Now, at last. It’s arrived. I can see it on the post office shelf.
When I told my long-suffering but always supportive publisher that I was planning to write a third Felix book, she was pleased. When I told her I was going to leap ahead seventy years and have the story start on Felix’s eightieth birthday, her expression didn’t change and she didn’t say anything, but her eyes narrowed very slightly.
I had an idea what she was thinking. Something like, oh no, he’s finally lost it. He thinks he can replace a ten year old character with an eighty year old one and readers won’t get upset and throw books at him in libraries.
But because Laura Harris is a magnificent publisher and a very fine person, I was hoping she was also thinking, doesn’t matter, we’ll support him in this time of craziness because that’s what we do, support our authors, even when their crazy ideas result in concussion.
I was wrong. About the first bit. When I explained that Now would be the third and final book about Felix, and that since finishing Then I’d been haunted by curiosity about how the terrible and sometimes wonderful events of Felix’s childhood would affect the rest of his life, and that I wanted Felix to have an experience late in his life that would give him the chance to lay some of the ghosts and demons and sadness of his childhood to rest, Laura nodded understandingly.
She said it was an unusual but interesting way to finish Felix’s story and she looked forward to reading it. I could see she was happy that there would be a third Felix book and I knew why. Three books makes a trilogy, and there have been many fine and famous trilogies throughout literary history. And she was probably hoping mine would be among them.
Which it might have been if I hadn’t had another rush of blood to the head a couple of years later and written another Felix book. Well, it wasn’t so much a rush of blood to the head as a rush of Felix to the imagination. (For further explanation and a full apology, see the After page.)
But that was all in the future. My challenge as I sat down to plan Now was to find an event in present-day Australia that would involve a huge ruthless unstoppable destructive force powerful enough to reconnect an eighty year old Holocaust survivor with his childhood. To cause him to feel all the painful feelings of those early years even though he doesn’t really want to. And to give him the chance to do something now that he wasn’t able to do as a ten year old boy. Something that will give him the relief he’s needed and deserved for seventy years.
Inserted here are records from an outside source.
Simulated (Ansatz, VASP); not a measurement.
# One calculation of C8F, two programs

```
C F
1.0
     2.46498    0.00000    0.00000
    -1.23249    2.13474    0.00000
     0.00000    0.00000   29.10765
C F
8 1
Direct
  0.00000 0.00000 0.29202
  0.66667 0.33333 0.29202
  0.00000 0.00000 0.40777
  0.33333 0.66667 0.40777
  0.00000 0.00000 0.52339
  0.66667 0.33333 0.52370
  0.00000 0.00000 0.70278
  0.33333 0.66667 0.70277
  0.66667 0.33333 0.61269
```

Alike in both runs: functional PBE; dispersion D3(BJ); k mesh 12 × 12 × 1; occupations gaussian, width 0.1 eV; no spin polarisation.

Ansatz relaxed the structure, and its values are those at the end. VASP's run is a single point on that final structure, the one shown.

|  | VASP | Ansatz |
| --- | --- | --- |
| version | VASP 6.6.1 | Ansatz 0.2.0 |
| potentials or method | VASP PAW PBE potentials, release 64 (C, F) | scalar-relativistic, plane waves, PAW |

A big ask. I couldn’t think what the event could be. Even Zelda, Felix’s young granddaughter who was going to tell us the story, couldn’t think of anything.
And then one very hot Saturday morning in February, after a couple of hours at my desk still not able to find the event the story needed, I switched on my computer to look at the news.
And saw that just outside Melbourne a bushfire had started. Every available fire-fighting unit was being mobilised. Small towns were being told to evacuate. Because rarely had Australia experienced a bushfire this huge and unstoppable and destructive ...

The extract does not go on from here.